Season Review part 2

Hello from sunny Geneva.  I promised you more frequent blogging and the second part of the season so here we go.

Early January continued with teaching our lessons in Chatel.  There was sufficient snow to get the cold north facing Follieuse piste open in Morgins but for some reason, they didn’t get going until the middle of January which was a real pain in the arse for all those that work and teach skiing in the village.    When the big snow finally came in mid January, everyone was happy to finish skiing around dodging rocks and get into the swing of the ski season.

I had a really good day in mid January skiing around the Portes Du Soleil with my friend Scott Pleva of Inside Out Skiing.  I’ve done a few courses with Scott over the years and he’s a really great guy.  If you are looking to improve your skiing in the UK, you should definitely check out what he does at the indoor snowdomes.  We talked and skied a lot and plotted a few things in connection with bringing a group of his skiers out here to sample the delights of the Swiss side of the Portes Du Soleil.  You can check out the trip that we have planned here.

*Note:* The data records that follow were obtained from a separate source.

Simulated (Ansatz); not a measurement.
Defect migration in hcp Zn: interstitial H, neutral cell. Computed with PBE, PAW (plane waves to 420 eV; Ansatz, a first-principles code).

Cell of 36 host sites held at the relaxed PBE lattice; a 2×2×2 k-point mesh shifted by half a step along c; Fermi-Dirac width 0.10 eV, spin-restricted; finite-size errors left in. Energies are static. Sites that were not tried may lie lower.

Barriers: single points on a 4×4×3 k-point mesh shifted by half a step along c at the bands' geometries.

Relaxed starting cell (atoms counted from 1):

The ski season was a little disjointed for me this season because of the birth of my daughter Zoë.  For those of you that don’t know, she was born on 18 January and has been a delight every since she came into the world.  

I’ve noticed about this whole baby thing is that the pre-natal classes that you have to attend, which seem mainly to be spend waiting for them to end and listening to a whole bunch of stuff that doesn’t really seem that complicated (and indeed could just be condensed down to a one hour YouTube video that is obligatory to watch).  Compare this to the actual reality once the baby has arrived and you more or less are just left to get on with it without that much guidance at all.  I’ll never forget the time when I was left all alone with Zoe, just 10 mins after she was born, where I was on my own with her for an hour or so with no clue what to do.  It’s really very strange that you get all this chat before the event but very little after.

On another note, am I too premature in having bought her skis already?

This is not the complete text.